Monday, January 30, 2012
Juan Pierre, Domonic Brown, and plansPosted by Brad Johnson
Last week, the Phillies signed Juan Pierre to a minor-league contract. Pierre’s most likely role with the club is as the fifth or sixth outfielder. His primary duty might be to pinch run when Jim Thome reaches base in the late innings. Once Ryan Howard returns from his Achilles injury—projected sometime in May—Pierre may be designated for assignment.
What makes this minor move interesting is what it tells us about the Phillies’ plan for Domonic Brown. National media coverage seems to view the Pierre addition as the Phillies placing “another obstacle” in the way of Brown. This is a misunderstanding of the situation in Philadelphia.
Brown appears to be behind John Mayberry Jr. , Laynce Nix, Ty Wigginton, and Pierre on the club’s left field depth chart. With the possible exception of Mayberry, these names all share one commonality—they will NEVER block a prospect.
So no, Pierre does not add another obstacle for Brown to overcome. The obstacles in Brown’s path are solely personal.
First and foremost, he must greatly improve his outfield defense, a task that is accomplishable but requires a lot of repetition. All aspects of his defensive presence appear to need work. His route running in Philadelphia was comical. He has a strong arm but occasionally became overzealous with his throws. He also made throws to the wrong location, demonstrating a need to improve his game awareness of base/out states.
wRC+ found Brown’s offensive contributions in 2011 to be one percent above league average, and a .276 BABIP certainly did not help. However, scouts, spectators, and talking heads unanimously agree that Brown has plenty of room to work on his plate approach. Another spin with Triple-A Lehigh Valley is not likely to harm his offensive progress and will almost certainly help.
And that brings us back to Pierre’s purpose. Rather than an obstacle, Pierre provides additional depth to ensure that the Phillies do not need to thrust Brown into major league duty until he is completely ready.

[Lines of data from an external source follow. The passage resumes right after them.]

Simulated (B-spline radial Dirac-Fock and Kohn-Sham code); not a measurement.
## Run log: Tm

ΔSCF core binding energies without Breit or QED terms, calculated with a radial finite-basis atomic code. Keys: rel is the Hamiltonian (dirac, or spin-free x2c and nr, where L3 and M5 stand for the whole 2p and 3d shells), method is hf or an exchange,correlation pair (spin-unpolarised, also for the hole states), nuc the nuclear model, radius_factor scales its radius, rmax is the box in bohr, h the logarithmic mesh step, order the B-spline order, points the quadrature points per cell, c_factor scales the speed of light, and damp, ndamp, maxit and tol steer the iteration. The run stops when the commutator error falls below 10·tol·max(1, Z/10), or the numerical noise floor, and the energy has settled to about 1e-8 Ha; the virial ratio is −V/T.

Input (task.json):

Philadelphia has yo-yoed Brown around the past two years, and it is clear the Phillies have recognized the potentially damaging impact this could have on their prospect and have taken steps to rectify the situation.
When Brown is ready—that is, when his defensive presence catches up with his tools and his bat is prepared to shoulder the burden of a left-fielder—he will walk onto the roster virtually unopposed.